A new California law helps assure construction subcontractors, specialty trade contractors, and suppliers will be paid for work they perform and services they provide on construction components of certain infrastructure projects financed through public-private partnerships, according to a recent update from the American Subcontractors Association.
On August 13, California Gov. Jerry Brown (D) signed legislation (AB 164), supported by the American Subcontractors Association, amending the government code related to infrastructure financing that authorizes local government agencies to use P3s to design, finance, and maintain a variety of fee-producing infrastructure facilities. The new law (Chapter 94) extends the California “Little Miller Act” to these P3s by requiring the inclusion of “payment bonds to secure the payment of claims of laborers, mechanics, and materials suppliers employed on the work under contract” and “performance bonds as security to ensure the completion of the construction of the facility.”
The California “Little Miller Act” requires the prime contractor to furnish surety bonds on public construction projects in excess of $25,000 in the amount of 100% of the contract to assure that the project will be completed, protecting taxpayer dollars, and that subcontractors and suppliers, many of which are small businesses, will be paid.

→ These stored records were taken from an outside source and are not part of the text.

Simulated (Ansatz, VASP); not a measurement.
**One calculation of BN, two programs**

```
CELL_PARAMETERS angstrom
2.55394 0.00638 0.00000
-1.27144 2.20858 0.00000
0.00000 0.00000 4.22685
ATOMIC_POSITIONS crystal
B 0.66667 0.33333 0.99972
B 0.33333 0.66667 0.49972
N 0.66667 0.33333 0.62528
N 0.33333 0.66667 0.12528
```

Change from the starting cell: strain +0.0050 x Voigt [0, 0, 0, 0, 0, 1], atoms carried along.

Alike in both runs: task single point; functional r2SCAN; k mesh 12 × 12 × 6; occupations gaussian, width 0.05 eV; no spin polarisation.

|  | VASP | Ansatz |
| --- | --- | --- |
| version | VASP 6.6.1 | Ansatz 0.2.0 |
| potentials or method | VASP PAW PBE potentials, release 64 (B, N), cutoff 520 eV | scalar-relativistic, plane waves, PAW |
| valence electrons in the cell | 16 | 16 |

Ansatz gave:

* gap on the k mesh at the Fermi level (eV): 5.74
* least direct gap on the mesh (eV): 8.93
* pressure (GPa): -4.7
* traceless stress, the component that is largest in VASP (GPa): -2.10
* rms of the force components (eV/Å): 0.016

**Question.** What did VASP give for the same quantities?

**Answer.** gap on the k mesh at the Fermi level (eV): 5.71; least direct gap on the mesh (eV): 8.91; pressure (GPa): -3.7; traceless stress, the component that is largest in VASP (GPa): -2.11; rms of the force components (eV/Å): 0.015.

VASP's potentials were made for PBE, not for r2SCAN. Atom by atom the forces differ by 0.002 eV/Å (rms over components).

ASA of California initiated the legislation, which was supported by other major construction associations in the state. “More than 268,000 licensed subcontractors will benefit from this payment protection, especially because P3 projects have become more popular since public coffers have suffered,” said Daniel F. McLennon, Esq., McLennon Law Corp., San Francisco, Calif. McLennon, chair of ASA of California’s Government Relations Committee, along with Scott Holbrook, Esq., Crawford & Bangs, Covina, Calif., worked on the bill’s language.
Depending on how a construction project funded by both public and private sources is structured, the project may be exempt from both payment bond requirements and mechanic’s liens, leaving subcontractors and suppliers without adequate payment assurances.